Stettler County

County of Stettler meeting highlights part two

County council has approved the connection to a County water service line for a ratepayer

By Kevin J, Sabo

For the Independent

The County of Stettler council is growing concerned with alleged harassment targeting County staff.

The latest incident, discussed during the Sept.7 council meeting, stems from Chief Administrative Officer Yvette Cassidy making a personal stop at the UFA after work.

While in the parking lot, someone apparently took a photo of her County-issued vehicle and posted it to social media, citing that the County vehicle should not be used for personal matters.

“Our (Chief Administrative Officer) takes the County vehicle home, because (she) gets dragged to many different areas of the County,” said Coun. Wayne Nixon.

“She has to have that vehicle to go on those calls.”

Coun. Les Stulberg agreed with his colleague’s assessment.

“Every (Chief Administrative Officer) has had consent to use the County vehicle,” said Stulberg.

“This is ridiculous to point fingers that she is doing something wrong. Council has shown support for her that she has done nothing wrong.”

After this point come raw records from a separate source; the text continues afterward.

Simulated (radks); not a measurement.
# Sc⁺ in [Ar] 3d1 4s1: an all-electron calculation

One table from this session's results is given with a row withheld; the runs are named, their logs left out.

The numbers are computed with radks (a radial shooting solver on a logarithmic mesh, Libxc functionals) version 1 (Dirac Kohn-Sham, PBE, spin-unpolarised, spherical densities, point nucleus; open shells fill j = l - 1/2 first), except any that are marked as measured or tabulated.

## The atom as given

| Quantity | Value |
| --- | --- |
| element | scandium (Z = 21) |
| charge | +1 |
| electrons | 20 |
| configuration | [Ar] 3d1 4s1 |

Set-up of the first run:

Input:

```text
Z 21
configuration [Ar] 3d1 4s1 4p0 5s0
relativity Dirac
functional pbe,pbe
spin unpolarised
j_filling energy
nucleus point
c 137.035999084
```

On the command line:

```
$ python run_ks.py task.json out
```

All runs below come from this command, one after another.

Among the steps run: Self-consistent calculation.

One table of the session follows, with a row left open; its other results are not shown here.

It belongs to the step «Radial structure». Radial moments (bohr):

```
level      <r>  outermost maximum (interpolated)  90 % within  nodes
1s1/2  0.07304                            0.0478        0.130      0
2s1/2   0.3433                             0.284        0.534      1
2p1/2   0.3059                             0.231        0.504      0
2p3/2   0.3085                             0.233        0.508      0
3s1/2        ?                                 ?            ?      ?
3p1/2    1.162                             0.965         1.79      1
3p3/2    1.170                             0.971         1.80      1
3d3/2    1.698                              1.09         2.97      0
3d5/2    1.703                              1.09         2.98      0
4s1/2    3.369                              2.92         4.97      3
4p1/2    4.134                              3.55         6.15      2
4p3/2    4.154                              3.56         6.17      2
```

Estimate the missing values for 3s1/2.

Reeve Larry Clarke summed up his support of County administration by saying, “We do, at the County of Stettler, have some of the best staff of any county in Alberta.”

Water line

County council has approved the connection to a County water service line for a ratepayer.

“The cost of the connection fee will be just a bit more than cost of hook-up (to the ratepayer),” said Director of Municipal Services Andrew Brysiuk.

In order to connect to a County waterline, ratepayers need to pay a $15,000 initial hookup fee, either all at once, or in amortized payments over 15 years.

Coun. Ernie Gendre motioned to proceed with the connection.

Culture Days

Stettler County council has approved a $500 donation to the Stettler Culture Days committee to help them put on events during the month of September.

This year, the focus of Stettler Culture Days is the region’s Estonian heritage. Throughout the month, restrictions allowing, attractions will include an art exhibit at the museum, a blacksmithing demonstration, a market, and several other activities.

The donation is similar to the one council made in the fall of 2020, however instead of coming from the County of Stettler’s donations fund, the money will come from the Rural Development Fund.


Council reviewed three bylaws during their Sept. 8 meeting.

The first, Bylaw 1664-21, was a Land Use Bylaw amendment dealing with bylaw variances. The new bylaw, now past third reading, allows council to vary a development setback greater than the previously allowed 25 per cent in order to grant the Municipal Planning Commission “more latitude” in their planning.

The second, Bylaw 1665-21, which also passed third reading, was the Slope Assessment amendment to the Land Use Bylaw. This bylaw removes the blanket coverage of building near slopes, and instead allows the construction of small structures within 30 metres of the toe or crest of a 15 per cent slope.

The amendment also allows for greater flexibility in the placement of structures near slopes, based on slope assessments.

Finally, the third, Bylaw 1667-21, the Gadsby Cancellation of Road Bylaw passed first reading and set a public hearing for the October council meeting.

The bylaw will allow three parcels of unused road allowance in Gadsby to be removed from County ownership and attach them to the titles of the adjacent properties.

“We’ll attach it to their titles,” said Cassidy.

“It just cleans things up. The situation has caused the Village of Gadsby a lot of grief. It’s the cleanest way to do it.”